News of Note

1455257 Ontario Inc. – Federal Court of Appeal finds that a dissolved corporation cannot appeal to the Tax Court

Dawson JA and her colleagues have overruled an earlier decision of their Court (495187, a.ka. Sarraf) and found that an Ontario corporation which has been dissolved cannot file a Notice of Appeal.

Under the OBCA, a dissolved corporation cannot initiate legal proceedings, but proceedings can be taken against it. Sarraf considered that a court appeal was a mere continuation of proceedings which had been commenced against the corporation by the Minister’s assessment – but Dawson JA found that Sarraf had failed to consider that the current appeal procedures were quite different from the Income War Tax Act procedures considered in a yet earlier decision.

She noted that although a voluntarily dissolved corporation could not be revived by the Companies Branch, “the dissolved corporation may be revived by a Private Act of the Ontario Legislature.”

Neal Armstrong. Summaries of 1455257 Ontario Inc. v. The Queen, 2016 FCA 100 under OBCA s. 242, ITA s. 169(1), General Concepts – Stare Decisis.

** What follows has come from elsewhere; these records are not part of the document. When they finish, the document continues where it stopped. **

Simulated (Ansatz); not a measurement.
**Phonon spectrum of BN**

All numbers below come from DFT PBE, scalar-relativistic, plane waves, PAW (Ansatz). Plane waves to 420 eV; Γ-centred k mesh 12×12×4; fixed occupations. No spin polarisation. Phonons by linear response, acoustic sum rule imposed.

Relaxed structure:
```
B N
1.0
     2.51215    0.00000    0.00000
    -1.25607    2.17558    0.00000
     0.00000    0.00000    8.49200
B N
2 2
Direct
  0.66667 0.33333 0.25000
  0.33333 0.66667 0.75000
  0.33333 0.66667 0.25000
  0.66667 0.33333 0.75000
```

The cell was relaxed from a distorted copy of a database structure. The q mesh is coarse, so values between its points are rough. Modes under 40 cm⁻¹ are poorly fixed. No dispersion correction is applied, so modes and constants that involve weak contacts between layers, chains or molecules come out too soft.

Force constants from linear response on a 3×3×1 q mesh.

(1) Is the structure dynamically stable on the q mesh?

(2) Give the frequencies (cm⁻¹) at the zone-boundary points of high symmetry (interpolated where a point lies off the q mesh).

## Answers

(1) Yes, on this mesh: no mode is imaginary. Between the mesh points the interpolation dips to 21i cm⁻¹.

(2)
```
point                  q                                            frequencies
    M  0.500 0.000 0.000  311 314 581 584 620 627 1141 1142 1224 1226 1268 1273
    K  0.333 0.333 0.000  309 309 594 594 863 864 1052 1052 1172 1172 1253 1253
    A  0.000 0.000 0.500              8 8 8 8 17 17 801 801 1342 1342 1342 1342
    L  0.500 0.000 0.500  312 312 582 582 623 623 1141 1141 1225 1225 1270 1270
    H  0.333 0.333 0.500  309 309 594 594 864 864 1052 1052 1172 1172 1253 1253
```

Muir – Federal Court finds that financial hardship references basic living requirements, not university tuition

In rejecting a submission that garnishing $720 per month from a taxpayer with annual income of over $100,000 and children in university produced financial hardship justifying interest relief under s. 220(3.1), Annis J stated:

[I]n many Canadian families, children are expected to finance their own university education as an investment which would be recovered in the future by the benefits of the knowledge and skills acquired by a higher education. … In any event, I agree with the CRA’s interpretation that financial hardship for an individual is financial suffering or lack of what is needed for basic living requirements, such as food, clothing, shelter and reasonable nonessentials.

Neal Armstrong. Summary of Muir v. MNR, 2016 FC 362 under s. 220(3.1).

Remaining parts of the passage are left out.